Paid family leave is not part of President Biden's revised spending proposal, which the White House made public around 9 a.m. this morning. It serves as one illustration of the way Biden's ambitious agenda has been whittled back, and we don't know yet whether this proposal will break the deadlock among Democrats.

Matt Bennett is with us. He's the co-founder of the Democratic think tank Third Way. Good morning, Matt.

MATT BENNETT: Good morning.

KING: So in this new proposal that we got about an hour ago, at about 9 a.m., what are the changes? What stood out to you?

BENNETT: Well, the thing that leaped off the page to me was how big and ambitious this actually is. And of course, it all is relative depending on what you're comparing it to. If your baseline is, you know, the $10 trillion that Bernie Sanders wanted to spend, well, then this seems small. But if your baseline is what any other president has ever achieved, this is huge. This is bigger in real dollars than the New Deal. So spending $1.75 trillion on things like climate action and helping middle-class and working-class families - that is huge and a huge accomplishment for Biden if it gets done.

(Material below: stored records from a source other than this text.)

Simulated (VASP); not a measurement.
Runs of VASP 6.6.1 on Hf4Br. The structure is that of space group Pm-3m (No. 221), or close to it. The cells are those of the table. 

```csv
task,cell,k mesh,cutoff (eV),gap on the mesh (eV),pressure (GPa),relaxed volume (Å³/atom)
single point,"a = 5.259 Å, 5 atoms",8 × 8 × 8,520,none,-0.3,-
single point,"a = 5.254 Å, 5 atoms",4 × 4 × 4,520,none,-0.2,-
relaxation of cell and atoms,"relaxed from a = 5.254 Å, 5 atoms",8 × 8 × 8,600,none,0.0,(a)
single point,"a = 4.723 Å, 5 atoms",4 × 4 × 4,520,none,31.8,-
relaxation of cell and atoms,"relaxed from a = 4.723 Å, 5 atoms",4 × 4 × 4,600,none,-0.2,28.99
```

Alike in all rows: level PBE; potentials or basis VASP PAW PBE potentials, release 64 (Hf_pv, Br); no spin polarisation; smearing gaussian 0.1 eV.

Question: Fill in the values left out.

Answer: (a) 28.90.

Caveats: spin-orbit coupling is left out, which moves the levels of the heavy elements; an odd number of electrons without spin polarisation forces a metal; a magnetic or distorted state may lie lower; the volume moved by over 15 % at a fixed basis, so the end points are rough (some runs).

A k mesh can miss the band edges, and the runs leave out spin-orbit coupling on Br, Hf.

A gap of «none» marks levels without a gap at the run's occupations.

KING: You have wanted Democrats to get this done. You've told us that. You've told them that. Do you think this one will get it done?

BENNETT: I do. I think that the president has been very careful not to, you know, spike the football on the 5-yard line and not to declare victory before he has it in hand. So I'm confident that by putting this out publicly and going to the Hill and talking to Democrats about this, he has agreement from the main players. Obviously, Senators Manchin, Sinema, the speaker, the leader and the White House all seem to be on the same page.

KING: Paid family leave was one of those things that a lot of voters seem to be in favor of, right? So it started out at 12 weeks. It went down to four weeks. Now it's at zero weeks - Serves as just kind of an illustration. I wonder, how do you think this proposal, if indeed it ends up being the one, is going to play among voters who seemed to at the beginning really support an ambitious Biden agenda - more ambitious than this one, we got to say?

BENNETT: Well, sure, there's people that are going to be disappointed by this, people who have been watching this very carefully. And any time you have a difficult negotiation, everyone is going to walk away somewhat disappointed. But our view is that on balance, this is an enormous win for Americans and for Democrats. And I think when we put the kind of sausage-making behind us in a few weeks and start to focus on what is actually in the bill and what it will do - this huge expansion of child care and health care and help for working families and investments in clean energy - I really think that it's going to be an enormous benefit for Democrats as they round the bend into next year.

KING: Matt Bennett of the think tank Third Way. Thanks for taking the time. We appreciate it.